The angle of depression of the top of a building from the top of a tower is $45^{\circ}$ and that of the base of the building from the top of the tower is $60^{\circ}$. If the height of the building is $7 \, m$,find the height of the tower.

(16.56 M) Let the height of the tower be $H$ and the height of the building be $h = 7 \, m$. Let the distance between the tower and the building be $x$.
From the top of the tower,the angle of depression to the top of the building is $45^{\circ}$,so the angle of elevation from the top of the building to the top of the tower is $45^{\circ}$. Thus,$\tan(45^{\circ}) = \frac{H - 7}{x} \implies 1 = \frac{H - 7}{x} \implies x = H - 7$.
From the top of the tower,the angle of depression to the base of the building is $60^{\circ}$,so the angle of elevation from the base of the building to the top of the tower is $60^{\circ}$. Thus,$\tan(60^{\circ}) = \frac{H}{x} \implies \sqrt{3} = \frac{H}{x} \implies x = \frac{H}{\sqrt{3}}$.
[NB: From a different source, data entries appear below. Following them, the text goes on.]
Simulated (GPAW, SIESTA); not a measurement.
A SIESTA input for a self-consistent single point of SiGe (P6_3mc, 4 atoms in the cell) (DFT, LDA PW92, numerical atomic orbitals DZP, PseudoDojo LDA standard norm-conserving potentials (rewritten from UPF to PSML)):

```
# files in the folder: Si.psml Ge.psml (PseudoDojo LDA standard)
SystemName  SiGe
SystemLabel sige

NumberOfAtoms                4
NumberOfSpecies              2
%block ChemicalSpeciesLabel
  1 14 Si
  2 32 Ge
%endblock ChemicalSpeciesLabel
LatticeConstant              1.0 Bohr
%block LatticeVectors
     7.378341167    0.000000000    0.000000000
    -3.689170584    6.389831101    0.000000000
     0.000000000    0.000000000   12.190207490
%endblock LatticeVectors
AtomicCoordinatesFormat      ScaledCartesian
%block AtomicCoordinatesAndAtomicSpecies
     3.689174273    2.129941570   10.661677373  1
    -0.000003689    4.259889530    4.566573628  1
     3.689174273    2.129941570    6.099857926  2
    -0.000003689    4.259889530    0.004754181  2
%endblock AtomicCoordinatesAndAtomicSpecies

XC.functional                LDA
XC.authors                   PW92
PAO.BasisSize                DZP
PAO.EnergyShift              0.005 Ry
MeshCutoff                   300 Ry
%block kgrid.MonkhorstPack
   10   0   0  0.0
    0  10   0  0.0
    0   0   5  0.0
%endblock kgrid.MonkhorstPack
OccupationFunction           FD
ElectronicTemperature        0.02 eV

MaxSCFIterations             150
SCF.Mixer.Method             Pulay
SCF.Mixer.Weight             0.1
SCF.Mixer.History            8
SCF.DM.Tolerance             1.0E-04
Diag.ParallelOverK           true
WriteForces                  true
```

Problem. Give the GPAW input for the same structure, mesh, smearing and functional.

Equating the two expressions for $x$: $H - 7 = \frac{H}{\sqrt{3}}$.
$H\sqrt{3} - 7\sqrt{3} = H \implies H(\sqrt{3} - 1) = 7\sqrt{3}$.
$H = \frac{7\sqrt{3}}{\sqrt{3} - 1} = \frac{7\sqrt{3}(\sqrt{3} + 1)}{3 - 1} = \frac{7(3 + \sqrt{3})}{2} = \frac{7(3 + 1.732)}{2} = \frac{7(4.732)}{2} = 7 \times 2.366 = 16.562 \, m$.